We were poor growing up, so I have always been quite frugal. Now in my 60s though, I am looking for a mid-sized SUV. My wife is encouraging me to splurge, but I wonder if there’s better value with a used vehicle. I have been looking at a used 2017 Porsche Macan (with the four-cylinder) for around $60,000. – Dennis
To get a luxury SUV for a relative steal, it might pay to go back a few years.
“If you are open to buying a used vehicle, the best value and selection is probably three- to four-year-old luxury vehicles,” said Andrew Tai, CEO of new-vehicle marketplace Unhaggle.com (Note: Unhaggle operates the Build and Price tool at globedrive.com.)
That’s when most leases expire and, for luxury cars, that means an average depreciation of about 57 per cent, Tai said.
If you’re only going back a year or two, you’ll still save some money – and likely get more options for your buck.
But new cars come with a full warranty and, if you’re financing, often better interest rates. And they might come with safety tech that wasn’t around a year or two before. So compare what you’re actually getting.

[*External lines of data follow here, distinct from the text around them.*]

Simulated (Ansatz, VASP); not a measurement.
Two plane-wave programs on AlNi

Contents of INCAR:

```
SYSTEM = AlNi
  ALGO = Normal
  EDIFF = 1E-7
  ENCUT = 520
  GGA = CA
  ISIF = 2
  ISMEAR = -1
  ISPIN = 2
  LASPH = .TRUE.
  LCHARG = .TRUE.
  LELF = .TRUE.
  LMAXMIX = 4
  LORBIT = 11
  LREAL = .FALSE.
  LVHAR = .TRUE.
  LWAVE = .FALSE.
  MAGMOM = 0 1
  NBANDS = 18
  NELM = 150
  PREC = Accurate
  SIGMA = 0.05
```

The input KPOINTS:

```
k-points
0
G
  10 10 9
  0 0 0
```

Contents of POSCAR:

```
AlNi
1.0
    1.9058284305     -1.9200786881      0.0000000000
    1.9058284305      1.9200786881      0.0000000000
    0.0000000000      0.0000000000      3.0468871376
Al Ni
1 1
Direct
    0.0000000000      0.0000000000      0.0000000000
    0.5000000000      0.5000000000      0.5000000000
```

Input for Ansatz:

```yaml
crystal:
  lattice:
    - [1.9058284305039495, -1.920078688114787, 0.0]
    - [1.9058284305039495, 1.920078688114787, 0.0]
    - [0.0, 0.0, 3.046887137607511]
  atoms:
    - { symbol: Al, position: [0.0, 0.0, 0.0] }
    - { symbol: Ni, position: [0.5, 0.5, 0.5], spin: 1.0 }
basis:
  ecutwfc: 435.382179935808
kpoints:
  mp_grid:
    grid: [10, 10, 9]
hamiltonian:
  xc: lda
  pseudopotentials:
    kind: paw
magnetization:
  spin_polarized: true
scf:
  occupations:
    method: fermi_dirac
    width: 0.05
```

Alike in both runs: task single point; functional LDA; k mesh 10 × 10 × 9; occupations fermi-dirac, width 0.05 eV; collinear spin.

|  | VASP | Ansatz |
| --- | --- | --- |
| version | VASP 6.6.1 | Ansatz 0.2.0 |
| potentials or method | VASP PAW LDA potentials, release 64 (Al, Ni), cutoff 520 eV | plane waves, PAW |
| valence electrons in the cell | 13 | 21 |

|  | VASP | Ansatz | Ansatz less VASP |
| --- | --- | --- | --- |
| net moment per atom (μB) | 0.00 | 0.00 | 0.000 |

Sure, the sticker price on a new base Macan is $55,350 MSRP before taxes, but good luck finding one for that. “Rarely will you ever find a base-model Porsche with minimal or no added options,” Tai said.
Although the four-cylinder Macan is no slouch on the road, if you want to opt for a little more power, one alternative is its corporate cousin, the Audi SQ5.
2017 Porsche Macan
- First generation: 2015 to present
- Average asking price for base: $60,755 (Canadian Black Book)
- Original starting MSRP: $55,350
- Engine: 250-hp, 2-litre turbocharged four-cylinder
- Transmission/drive: Seven-speed automatic/all-wheel
- Fuel economy (litres/100 km): 11.6 city, 9.3 highway; premium gas
The 2017 base Macan was the cheapest Porsche you could get, but that doesn’t mean it drove like a Lada.
“For those who are wondering – because if you’re considering a Porsche, you’re wondering – it does indeed stand up on the track,” a Globe Drive review said.
Porsche introduced the base Macan in 2017. It got a four-banger instead of the V-6 engines in the 340-hp Macan S ($70,100 used, on average), new-for-2017, 360-hp Macan GTS ($74,250 used) and the 440-hp Macan Turbo ($85,725 used).
The bad? The 2017 base was still pricier than roomier base versions of Audi’s Q5 ($43,800 new, $35,700 used), BMW’s X3 ($45,950 new, $39,879 used) or Mercedes GLC ($45,150 new, $44,362 used).
And as you added options from Porsche’s nearly endless list, it could potentially double in price.
The good? Pretty much everything that happens once you start the engine, reviewers said.
“Quite simply, no other compact luxury SUV is more engaging and fun to drive as the 2017 Porsche Macan,” review site Edmunds said.
Consumer Reports gave the 2017 Macan five out of five for reliability. There were two recalls, including a fuel filter that could potentially leak gasoline and cause a fire.
2016 Audi SQ5
- First generation: 2014-2017
- Average asking price for base: $48,336 (Canadian Black Book)
- Original starting MSRP: $58,500
- Engine: 354-hp 3.0-litre supercharged V-6
- Transmission/drive: Eight-speed automatic/all-wheel
- Fuel economy (litres/100 km): 14.1 city, 9.9 highway; premium gas
Relatively speaking, the Audi SQ5 is a wolf in Q5 clothing.
“If you’re looking for maximum performance from a compact luxury SUV, the 2016 Audi SQ5 likely delivers the spicier driving experience you’re seeking,” Edmunds said, calling it “arguably the best all-around choice in this high-performance niche.”
From the outside, the differences are subtle – the grille and front air dam are a little more aggressive – but the SQ5 got a souped-up version of the Q5’s 3.0-litre V-6 that put out 82 extra horsepower.
There were two trims: Progressiv and Technik. Both needed the navigation package for navi, backup camera and front and rear parking sensors.
Edmunds liked the well-made interior’s “sporty flourishes,” the speedy acceleration (5.3 seconds from zero to 100 km/h, Audi said; the base Macan boasts 6.7), strong brakes and top-notch handling.
The gripes? Just like the Q5, there was no USB connectivity (Audi used its own proprietary connecting cable) and it didn’t have active accident avoidance tech.
Consumer Reports gave the 2016 Q5 four out of five for reliability. There were no recalls.